So I'm going nuts all this time. I don't know. I'm planning on making this a
very long entry and I doubt anyone will read it all the way through. Well, Darren would. Linsay has a job
[go Linsay!] so she's too busy. But damn. [sigh] I feel like a bitch for still being hooked on the whole cheating business. Scott said that whenever Ray and I fight about it, people go "Oh there she is again, still being a bitch about that." That fucking sucks. I'm assuming that by "people" he really meant that only he does that, but I mean its gay anyway. Maybe someday I'll be whatever about it, but I'm so sick of people cheating like its no biggie. I want Ray to get the picture that if he cheats, he's not gonna get off light, you know? Maybe by "being a bitch still" I'm proving that to him. Maybe I'm beating a dead horse.
Maybe I should just give up.
God I don't want to give up.
I really do want to get over it. I love Ray so much and I don't want to drive him away with seemingly incessant bitching. But I refuse to get hurt again. And what's the point in letting him go anyway. The next guy I'd be with would cheat on me too. Just like Mike. Just like Cameron. Just like Ray.
FUCK.









This sucks. Maybe I should get some hypnotherapy or something. That would have been a cool anniversary present. Ray could have taken me to get help. I would probably have taken that poorly though. [sigh again] In the end I realize that I'm probably just a terrible girlfriend.
Jesus, Autumn. Six fucking months pass and you're still hung up on that? It was one time!
But it was my best friend. And it was RIGHT ACROSS THE STREET.
And he lied about it for a week. I had to hear it from Linsay.
Everyone found out before me.
James, Scott, Sarah, Linsay.
And I just can't get over that.
Why risk someone you supposedly love
For someone you lost your chance with.
Because you "like" her.
That's retarded.
Cheating is retarded.
Thank God I'm not like that.
[sigh]
And I was going through my saved messages on myspace. And I found one from Darren with a message from Ray that he'd written to [Darren]. This is what it said:
"I have these moments where I don't want to be in a relationship, and
coupled with these "hard times" [not verbatim, but Autumn basically
said she was gonna be looking for me to be there hardcore...more than
RayMann possible] and things just get the best of me. It's not that I
wanna leave her or anything, it's just sometimes I don't feel the
strongest for her like I usually/am supposed to.
And no, I'm not gonna fuck her over like Myke did. From my
understanding he talked behind her back, then hated her afterwards, and
it physically impossible for me to cheat, and I've constantly assured
her that if anything happened between us I wouldn't want to cut all
ties with her, cuz that's not me. So you have nothing to worry about."

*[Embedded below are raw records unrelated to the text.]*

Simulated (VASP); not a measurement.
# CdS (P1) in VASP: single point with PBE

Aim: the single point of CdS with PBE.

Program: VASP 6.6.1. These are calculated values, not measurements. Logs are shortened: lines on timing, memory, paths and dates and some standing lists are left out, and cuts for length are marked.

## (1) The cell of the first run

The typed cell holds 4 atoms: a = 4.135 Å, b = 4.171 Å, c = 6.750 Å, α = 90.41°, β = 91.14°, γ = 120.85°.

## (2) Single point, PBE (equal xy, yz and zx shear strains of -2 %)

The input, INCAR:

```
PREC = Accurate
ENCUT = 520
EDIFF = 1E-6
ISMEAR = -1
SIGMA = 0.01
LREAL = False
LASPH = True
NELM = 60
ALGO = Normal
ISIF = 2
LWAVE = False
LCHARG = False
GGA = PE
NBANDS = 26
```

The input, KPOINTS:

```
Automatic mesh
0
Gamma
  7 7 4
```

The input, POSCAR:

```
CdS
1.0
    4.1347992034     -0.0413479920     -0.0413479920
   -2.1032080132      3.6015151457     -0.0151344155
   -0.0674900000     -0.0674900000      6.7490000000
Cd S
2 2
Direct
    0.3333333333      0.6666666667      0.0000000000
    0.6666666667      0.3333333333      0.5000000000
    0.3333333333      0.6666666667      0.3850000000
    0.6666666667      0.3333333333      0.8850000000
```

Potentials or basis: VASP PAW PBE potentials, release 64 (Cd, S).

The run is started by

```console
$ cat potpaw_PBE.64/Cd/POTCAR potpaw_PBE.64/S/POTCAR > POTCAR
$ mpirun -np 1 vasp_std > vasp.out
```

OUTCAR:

Physically impossible my ass.
I miss Darren. All of this shit makes me miss Darren twice as much as I always do.
If you were here, Darren, I wouldn't be hurting like I am.
Come home, Darren. December is too far from now.
This is just depressing.
In all likelihood, Ray will read this. Then I'll get a whole wave of HATEHATEHATE because I brought it up again.
Well fuck.
Get the fuck over it.
You put the hurt there.
Don't expect me to know how to take it out.